The legacy of the Fibonacci project to science and mathematics education
Préface des éditeurs
The collaboration that led to this book, among other products, originated in 2008 when the contributors developed the Fibonacci Project. During its period of implementation (2009-2013), 21 European countries were involved at the start and 30 at the end, with some 63 cooperating centres or institutions taking part. This book tells the story of the events leading to the birth of the project, what was involved in its implementation, its outcomes, and the challenges that remain ahead.
Fibonacci was ambitious, possibly overambitious, in attempting to tackle the decline in science and mathematics education in European primary, middle and secondary schools shown by many indicators, since the 1990s. Because modern science was born in Europe and had recovered remarkably from the disasters of the second world war, and because European schools had been of high repute in the not-so-distant past, there was no reason to accept such decline, especially when the economic future of the region was at stake and all citizens need some understanding of scientific ideas and the nature of science. For the first time, Fibonacci tried to bring together two different areas of science learning: mathematics, with its long pedagogical tradition, and natural science. This was attempted under the common banner of inquiry learning, which although not a new approach was nevertheless unknown in most classrooms. Defining, designing and testing the implementation of this common approach was not easy. But it was worth the effort, since many students discovered the joy of doing science and many teachers developed their confidence in their ability to practice inquiry, to do experiments in the classroom, and to collaborate with others, including distinguished scientists as well as education researchers.
The Fibonacci Project was evaluated throughout its three years and the results are presented in this book, with examples taken from all over Europe. A fair criticism is that this assessment lacks sufficient quality criteria, or that it is excessively based on teachers’ self-reporting, rather than on more objective measures. This is true and should be improved in future projects. Yet, for any attempted change in science education worldwide, there is always a considerable gap between a ‘pure’ set of ideal learning patterns, and what can be put in place in the reality of the classroom, whatever the support in place to improve teaching. Such a pessimistic perception of reality could deter efforts to improve how science and mathematics are taught. However, the Fibonacci Project initiators, its scientific committee, and the leaders within the sixty centres we progressively established, did not accept the alternative to do nothing where perfection is not possible. Their modest hope is to have paved some pathways to improvement, and to have done their best to make them available to others.
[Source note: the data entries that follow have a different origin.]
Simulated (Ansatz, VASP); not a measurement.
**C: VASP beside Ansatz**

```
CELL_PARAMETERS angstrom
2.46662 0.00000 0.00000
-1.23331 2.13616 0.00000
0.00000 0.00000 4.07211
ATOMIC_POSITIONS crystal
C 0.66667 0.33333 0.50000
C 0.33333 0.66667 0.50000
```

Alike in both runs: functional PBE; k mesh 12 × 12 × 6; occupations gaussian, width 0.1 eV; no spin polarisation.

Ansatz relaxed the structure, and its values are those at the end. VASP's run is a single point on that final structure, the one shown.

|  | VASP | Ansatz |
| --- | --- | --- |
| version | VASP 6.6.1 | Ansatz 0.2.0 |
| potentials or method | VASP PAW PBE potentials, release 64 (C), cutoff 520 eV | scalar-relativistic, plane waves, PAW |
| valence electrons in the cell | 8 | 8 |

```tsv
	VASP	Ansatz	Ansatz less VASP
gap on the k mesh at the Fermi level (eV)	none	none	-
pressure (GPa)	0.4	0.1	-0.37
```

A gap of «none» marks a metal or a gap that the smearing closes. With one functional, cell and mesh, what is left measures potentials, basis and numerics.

We address this book to policy-makers concerned with and about education, to education authorities, scientists and industrialists, and indeed to school systems actors in general. We hope the Fibonacci Project, although far from being free of criticism, will demonstrate to them that in Europe powerful forces for changing science mathematics and science education exist through the simple means of collaborations among stakeholders within and outside classrooms.